Changing Course

Since its conception, Hazeltine National has been a work in progress. Our architecture editor identifies five little-known facts about the site of the 91st PGA Championship

Hazeltine National

RemaKe BY The Lake The 402-yard, par-4 16th was reworked considerably in the late 1970s following suggestions from three influential club members.

August 10, 2009

We all know Tiger Woods finished second to Rich Beem at Hazeltine National GC in the 2002 PGA Championship, that Payne Stewart won his first U.S. Open on the course in 1991 and that Dave Hill called it a cow pasture in 1970.

Here are a few items you may not know about the Chaska, Minn., track that hosts this year's PGA Championship:

1. Robert Trent Jones wasn't its original architect

Hazeltine's origins began in the mid-1950s, when members of The Minikahda Club, one of the oldest courses in Minneapolis, became concerned that a proposed freeway would compromise their course. Club member Totton Heffelfinger (USGA president 1952-53) located land 20 miles south, along Lake Hazeltine, and brought in Chicago golf architect Robert Bruce Harris (who had just finished nearby Wayzata CC) to design a course. Harris prepared a 27-hole layout for what was termed, rather pretentiously, "The Honorable Company of Minnesota Golfers Playing at Hazeltine." (That blueprint now hangs in the Hazeltine clubhouse.)

Harris' design had the clubhouse in the same location where it was eventually built, although his faced the lake. The main 18 occupied the same land as today's course, but only one hole followed the same corridor as any hole actually built; his 10th was pretty much today's 10th.

Minikahda members voted not to build Heffelfinger's course, so he had his grain business, Peavey & Co., take an option on the land, then convinced banker Robert Fischer to get involved. Fischer was friends with Robert Trent Jones and showed the architect the land in 1959. Jones told Fischer if he couldn't create a great course on that land, he should get out of the business.

2. Once Trent Jones got involved, it was going to be an executive course

Not the par-64 kind of executive course, but a full-blown championship course for business executives. Trent suggested the club be called The Executive Golf Club of Hazeltine. He envisioned a nationwide network of Executive Clubs with reciprocal memberships. But when charter memberships were offered ($1,500 initiation fee, $400 annual dues), prospects found the name rather stuffy. So the club was quickly renamed Hazeltine, after the nearby lake, and National, to reflect the desire for a widespread membership base. "We hope within a few years to bring the national open here," Heffelfinger told sportswriter Dwayne Netland months before the club opened in 1962, and using his clout with his fellow USGA committeemen, he got his wish. Although terribly immature, Hazeltine National hosted its first U.S. Women's Open in 1966 and its first U.S. Open in 1970.

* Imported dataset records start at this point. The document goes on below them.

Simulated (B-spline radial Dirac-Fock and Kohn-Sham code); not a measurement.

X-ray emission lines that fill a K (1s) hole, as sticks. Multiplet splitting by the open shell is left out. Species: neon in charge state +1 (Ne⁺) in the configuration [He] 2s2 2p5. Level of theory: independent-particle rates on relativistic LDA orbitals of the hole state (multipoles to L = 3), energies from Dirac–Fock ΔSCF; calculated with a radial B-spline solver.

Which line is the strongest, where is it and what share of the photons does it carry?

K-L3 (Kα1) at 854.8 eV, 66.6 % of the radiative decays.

3. Dave Hill's criticism of Hazeltine was just an act

Tony Jacklin won the '70 Open at Hazeltine National, but we all remember Dave Hill, who finished second. He dominated the press accounts with his pointed barbs at the course design.

Years later, in his book Teed Off, Hill admitted he'd had four vodka tonics before entering the pressroom after his second-round three-under 69 (one of the best rounds that day), and once he found he could get some laughs, he played to the crowd for nearly an hour.

"How did you find the course?" he was asked. "I'm still looking for it," he shot back.

"Somebody ruined a good farm," he added. "A monkey is as good as a man out there.

"The man who designed this course had the blueprints upside down. All the greens slant away from you."

Complaining about the par-3 eighth hole, he said, "My two boys could come up with a better hole than that one."

Asked what the course lacked, he answered, "Eighty acres of corn and a few cows."

He finished by saying the golf course "ought to be plowed up."

(Others were equally critical, but less vocal. "You stole my lines," Arnold Palmer told Hill. "I don't think Trent Jones designed it," joked Bob Rosburg. "There are so many doglegs, I think Lassie did it.")

In hindsight, one wonders what all the fuss was about. But Hill's remarks did create a fuss. Fans "mooed" him during the final two rounds (and he threatened to send them to a slaughterhouse). Some writers chided him for his boorish behavior.